Our software stack is compute intensive and is very much CPU bound, driving our engineers to work continuously at optimizing Cloudflare’s performance and reliability at all layers of our stack. With the server, a straightforward solution for increasing computing power is to have more CPU cores. The more cores we can include in a server, the more output we can expect. This is important for us since the diversity of our products and customers has grown over time with increasing demand that requires our servers to do more. To help us drive compute performance, we needed to increase core density and that’s what we did. Below is the processor detail for servers we’ve deployed since 2015, including the core counts:
Start of service
Intel Xeon E5-2630 v3
Intel Xeon E5-2630 v4
Intel Xeon Silver 4116
Intel Xeon Platinum 6162
2 x 8
2 x 10
2 x 12
2 x 24
2 x 85W
2 x 85W
2 x 85W
2 x 150W
TDP per Core
In 2018, we made a big jump in total number of cores per server with Gen 9. Our physical footprint was reduced by 33% compared to Gen 8, giving us increased capacity and computing power per rack. Thermal Design Power (TDP aka typical power usage) are mentioned above to highlight that we’ve also been more power efficient over time. Power efficiency is important to us: first, because we’d like to be as carbon friendly as we can; and second, so we can better utilize our provisioned power supplied by the data centers. But we know we can do better.

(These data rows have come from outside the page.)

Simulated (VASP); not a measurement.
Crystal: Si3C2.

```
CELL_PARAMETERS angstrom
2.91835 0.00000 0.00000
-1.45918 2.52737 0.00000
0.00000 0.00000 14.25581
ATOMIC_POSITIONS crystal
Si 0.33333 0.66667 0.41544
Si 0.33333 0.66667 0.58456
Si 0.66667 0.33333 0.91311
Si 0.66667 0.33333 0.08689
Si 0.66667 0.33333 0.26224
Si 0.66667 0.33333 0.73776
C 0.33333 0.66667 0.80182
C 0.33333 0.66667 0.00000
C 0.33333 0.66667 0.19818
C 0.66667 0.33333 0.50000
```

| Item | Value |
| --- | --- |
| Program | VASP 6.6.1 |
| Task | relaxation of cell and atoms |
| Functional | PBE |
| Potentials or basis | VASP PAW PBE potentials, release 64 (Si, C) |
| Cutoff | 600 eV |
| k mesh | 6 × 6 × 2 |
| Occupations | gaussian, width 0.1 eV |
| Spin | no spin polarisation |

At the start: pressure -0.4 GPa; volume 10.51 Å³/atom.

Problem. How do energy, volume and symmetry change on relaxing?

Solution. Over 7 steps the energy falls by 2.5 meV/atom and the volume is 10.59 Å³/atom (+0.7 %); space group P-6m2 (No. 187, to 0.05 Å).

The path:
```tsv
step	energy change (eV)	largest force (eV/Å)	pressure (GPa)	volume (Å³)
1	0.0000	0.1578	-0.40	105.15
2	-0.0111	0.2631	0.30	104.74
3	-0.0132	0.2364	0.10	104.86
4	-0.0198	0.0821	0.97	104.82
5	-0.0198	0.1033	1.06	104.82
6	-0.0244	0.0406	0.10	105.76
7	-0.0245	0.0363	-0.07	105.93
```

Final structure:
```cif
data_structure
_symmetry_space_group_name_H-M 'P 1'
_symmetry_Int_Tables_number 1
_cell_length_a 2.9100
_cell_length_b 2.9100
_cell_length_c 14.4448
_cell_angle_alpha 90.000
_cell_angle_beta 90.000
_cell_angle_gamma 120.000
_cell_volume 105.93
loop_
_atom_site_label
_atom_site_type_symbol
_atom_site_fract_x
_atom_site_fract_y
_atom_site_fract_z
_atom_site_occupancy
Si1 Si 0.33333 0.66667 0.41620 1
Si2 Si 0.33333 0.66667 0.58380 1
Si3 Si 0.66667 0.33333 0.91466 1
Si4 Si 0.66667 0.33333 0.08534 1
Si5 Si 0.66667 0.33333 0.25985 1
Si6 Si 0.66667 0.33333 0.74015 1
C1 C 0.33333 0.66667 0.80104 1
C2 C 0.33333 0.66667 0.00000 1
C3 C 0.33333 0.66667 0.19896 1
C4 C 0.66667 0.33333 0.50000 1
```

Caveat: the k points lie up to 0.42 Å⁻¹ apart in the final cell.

Our main defining metric is Requests per Watt. We can increase our Requests per Second number with more cores, but we have to stay within our power budget envelope. We are constrained by the data centers’ power infrastructure which, along with our selected power distribution units, leads us to power cap for each server rack. Adding servers to a rack obviously adds more power draw increasing power consumption at the rack level. Our Operational Costs significantly increase if we go over a rack’s power cap and have to provision another rack. What we need is more compute power inside the same power envelope which will drive a higher (better) Requests per Watt number – our key metric.
As you might imagine, we look at power consumption carefully in the design stage. From the above you can see that it’s not worth the time for us to deploy more power-hungry CPUs if TDP per Core is higher than our current generation which would hurt our Requests per Watt metric. As we started looking at production ready systems to power our Gen X solution, we took a long look at what is available to us in the market today and we’ve made our decision. We’re moving on from Gen 9’s 48-core setup of dual socket Intel® Xeon® Platinum 6162‘s to a 48-core single socket AMD EPYC™ 7642.
Xeon Platinum 6162
2 x 24
L3 Cache / socket
24 x 1.375MiB
16 x 16MiB
Memory / socket
6 channels, up to DDR4-2400
8 channels, up to DDR4-3200
2 x 150W
PCIe / socket
From the specs, we see that with the AMD chip we get to keep the same amount of cores and lower TDP. Gen 9’s TDP per Core was 6.25W, Gen X’s will be 4.69W… That’s a 25% decrease. With higher frequency, and perhaps going to a more simplified setup of single socket, we can speculate that the AMD chip will perform better. We’re walking through a series of tests, simulations, and live production results in the rest of this blog to see how much better AMD performs.
As a side note before we go further, TDP is a simplified metric from the manufacturers’ datasheets that we use in the early stages of our server design and CPU selection process. A quick Google search leads to thoughts that AMD and Intel define TDP differently, which basically makes the spec unreliable. Actual CPU power draw, and more importantly server system power draw, are what we really factor in our final decisions.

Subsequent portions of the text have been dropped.